Why $x\longmapsto \mathrm{sgn}(x)$ not in $W^{1,p}(\mathbb R)$ for all $p\in [1,+\infty ]?$ Indeed,
$$\int_{-1}^1 sgn(x)\varphi'(x)\mathrm d x=\int (1_{(0,\infty ]}(x)-1_{(-\infty ,0)}(x))\varphi'(x)\mathrm d x=\int(x1_{(0,\infty )}(x)-x1_{(-\infty ,0)}(x))\varphi (x),$$
and thus, for example $-(x1_{(0,\infty )}(x)-x1_{(-\infty ,0)}(x))$ is the weak derivativ of $x\longmapsto \mathrm{sgn}(x)$, no ?
On
The 2nd step in your equality chain is not valid. Just use partial integration as follows
$$\begin{align}-\langle \text{sgn'}, \varphi \rangle=\int_{-1}^1 \text{sgn}(x) \varphi'(x)\ dx &=-\int_{-1}^0 \varphi'(x)\ dx+\int_0^1\varphi'(x)\ dx\\ &=-\varphi(0)-\varphi(0) \\ &=-2\varphi(0) \\ &=\langle-2\delta_0,\varphi\rangle \end{align}$$
therefore $\text{sgn}'=2\delta_0$ but $\delta_0$ (the Dirac-Delta-Distribution) is not locally integrable what we demand of weak derivatives; to be exact we defined them to have this property since we want
$$\int_\Omega u \phi' \ dx = -\int_\Omega u' \phi \ dx, ~\phi \in C_0^\infty(\Omega) $$ to be well-defined i.e. $|\int_\Omega u' \phi \ dx | \leq ||u'||_{L^1(\text{supp}(\phi))} ||\phi||_\infty<\infty$ and since this has to be valid for all test functions we demand $u' \in L^1_\text{loc}(\Omega)=\{v:v|_K \in L^1(K) \text{ for all compact subsets } K \subset \Omega\}$.

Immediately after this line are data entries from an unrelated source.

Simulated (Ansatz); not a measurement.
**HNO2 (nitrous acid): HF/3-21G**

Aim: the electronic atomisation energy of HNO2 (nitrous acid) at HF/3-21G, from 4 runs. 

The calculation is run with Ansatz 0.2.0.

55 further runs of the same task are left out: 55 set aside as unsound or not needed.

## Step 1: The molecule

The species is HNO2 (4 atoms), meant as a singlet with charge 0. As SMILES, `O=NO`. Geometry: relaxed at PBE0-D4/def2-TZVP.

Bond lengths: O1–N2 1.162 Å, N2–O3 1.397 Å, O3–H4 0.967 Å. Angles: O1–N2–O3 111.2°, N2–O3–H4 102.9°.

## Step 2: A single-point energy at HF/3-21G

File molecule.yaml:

Also notice that that $L^p(\Omega) \subset L^1_\text{loc}(\Omega)$ for $p\in [1,\infty]$ so from $\text{sgn}'=2\delta_0 \notin L^1_\text{loc}(\Omega)$ we know that $\text{sgn}'=2\delta_0 \notin L^p(\Omega)$ for $p\in [1,\infty]$ but this has to be fulfilled for $\text{sgn}$ to be in $W^{1,p}$,
$\text{sgn}(x)$ is not in $L^p({\mathbb{R}})$, hence not in $W^{1, p}({\mathbb R})$ (when $p<+\infty$). Also, $\text{sgn}(x)$ is the derivative of $|x|$ in the distribution sense, but the derivative of $\text{sgn}(x)$ is $2\,\delta_0$, not a $L^p({\mathbb R})$ function (even for $p=+\infty$).
When $p=\infty$, you can take a test function $\psi(x)$ such that $\psi(0)\ne 0$, and the sequence $\phi_n(x) = n\psi(n x)$. A change of variable shows that $$\|\phi_n\|_{L^1} = \|\psi\|_{L^1}\qquad\text{and}\qquad-\int\text{sgn}(x)\phi_n'(x)d x = 2 n \psi(0)$$ If $\text{sgn}(x)$ was in $W^{1,\infty}$, the integral would be bounded by $C\|\text{sgn}(x)\|_{W^{1,\infty}} \|\phi_n\|_{L^1}$.